European Union governments have a collective responsibility to protect the lives and rights of people on the move along the central Mediterranean route, Human Rights Watch said today. EU heads of state will discuss migration policy at the next European Council meeting, on June 24-25, 2021, in Brussels.
“It is shameful and tragic that EU countries can’t agree on something as fundamental as saving lives at sea,” said Judith Sunderland, associate Europe and Central Asia director at Human Rights Watch. “People are drowning while European leaders squabble.”
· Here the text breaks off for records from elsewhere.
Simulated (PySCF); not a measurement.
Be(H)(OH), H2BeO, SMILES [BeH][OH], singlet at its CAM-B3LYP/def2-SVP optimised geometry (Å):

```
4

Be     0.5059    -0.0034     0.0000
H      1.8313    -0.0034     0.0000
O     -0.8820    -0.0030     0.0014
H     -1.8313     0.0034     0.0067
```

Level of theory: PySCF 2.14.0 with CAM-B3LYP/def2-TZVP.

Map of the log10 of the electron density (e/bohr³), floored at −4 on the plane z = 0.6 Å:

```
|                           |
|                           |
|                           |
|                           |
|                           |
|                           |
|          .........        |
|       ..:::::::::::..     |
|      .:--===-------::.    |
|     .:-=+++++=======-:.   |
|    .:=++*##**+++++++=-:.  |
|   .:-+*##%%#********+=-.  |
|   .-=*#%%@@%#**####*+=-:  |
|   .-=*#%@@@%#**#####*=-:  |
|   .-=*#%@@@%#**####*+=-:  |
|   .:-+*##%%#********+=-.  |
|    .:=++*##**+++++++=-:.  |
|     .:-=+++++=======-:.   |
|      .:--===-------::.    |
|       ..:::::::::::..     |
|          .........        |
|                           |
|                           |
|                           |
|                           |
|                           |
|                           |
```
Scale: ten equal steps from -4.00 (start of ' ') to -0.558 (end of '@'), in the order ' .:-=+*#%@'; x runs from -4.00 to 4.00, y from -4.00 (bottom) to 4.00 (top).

In a 20-point action plan released on June 16, 2021, Human Rights Watch, Amnesty International, and the European Council on Refugees and Exiles (ECRE) outline steps the EU and its member states should take to save lives at sea, ensure predictable disembarkation and relocation of people rescued, and promote safe and legal pathways for refugees and migrants. The EU should reset its cooperation with Libya to focus on protecting rights and ensuring accountability for abuses, the organizations said.
An estimated 20,000 people have died or disappeared in the central Mediterranean in the last decade. According to the UNHCR, the United Nations refugee agency, in 2021 alone, at least 664 died or were reported missing as of mid-June. To avoid responsibility for rescue, the EU since March 2019 has withdrawn ships from areas where unseaworthy boats carrying migrants and refugees are most likely to be. Planes coordinated by Frontex, the EU’s external border agency, and Operation Irini, an EU military mission, regularly pass information to authorities to enable the Libyan Coast Guard to intercept boats carrying migrants and refugees.
The Libya Coast Guard has intercepted and returned to Libya more than 11,700 people so far during 2021, including as many as 1,000 on June 12 alone. On June 15 the NGO Alarm Phone said around 200 people rescued by the Vos Triton, a commercial vessel, were subsequently transferred to a Libyan vessel and taken back to Libya. There, they risk being detained in nightmarish detention centers and experiencing abysmal conditions, violence, and forced labor.
To protect lives and rights at sea, EU institutions and member states should take concrete measures to prevent the return of migrants and refugees to Libya, including by coordinating rescues, even in international waters within the Libyan search-and-rescue region. Member states should move swiftly to adopt a clear, predictable system for ensuring that those rescued can disembark in a safe place – which Libya is not – as well as relocation arrangements for member states to share responsibility equitably.
The EU should reinstate active search and rescue operations and ensure that nongovernmental rescue groups are able to carry out their lifesaving activities without harassment or unfair impediment, the organizations said. Three rescue ships operated by nongovernmental groups are currently blocked in Italian ports for administrative reasons, with the Geo Barents, run by Médécins Sans Frontières, currently the only rescue ship operating in the central Mediterranean. It is waiting for authorization to land within a safe port with more than 400 people rescued on its first mission.
The European Commission’s New Pact on Migration and Asylum, issued in September 2020, acknowledged the ongoing humanitarian crisis in the Mediterranean and called for better coordination among member states, including to establish a predictable relocation system. In keeping with the pact’s overall focus on sealing borders, though, the Commission pursued measures to regulate nongovernmental rescue efforts rather than to address state failures.
The Council of Europe Commissioner for Human Rights and the United Nations High Commissioner for Human Rights have both said that the EU should urgently adopt migration policies and cooperation arrangements that fully respect human rights and human dignity.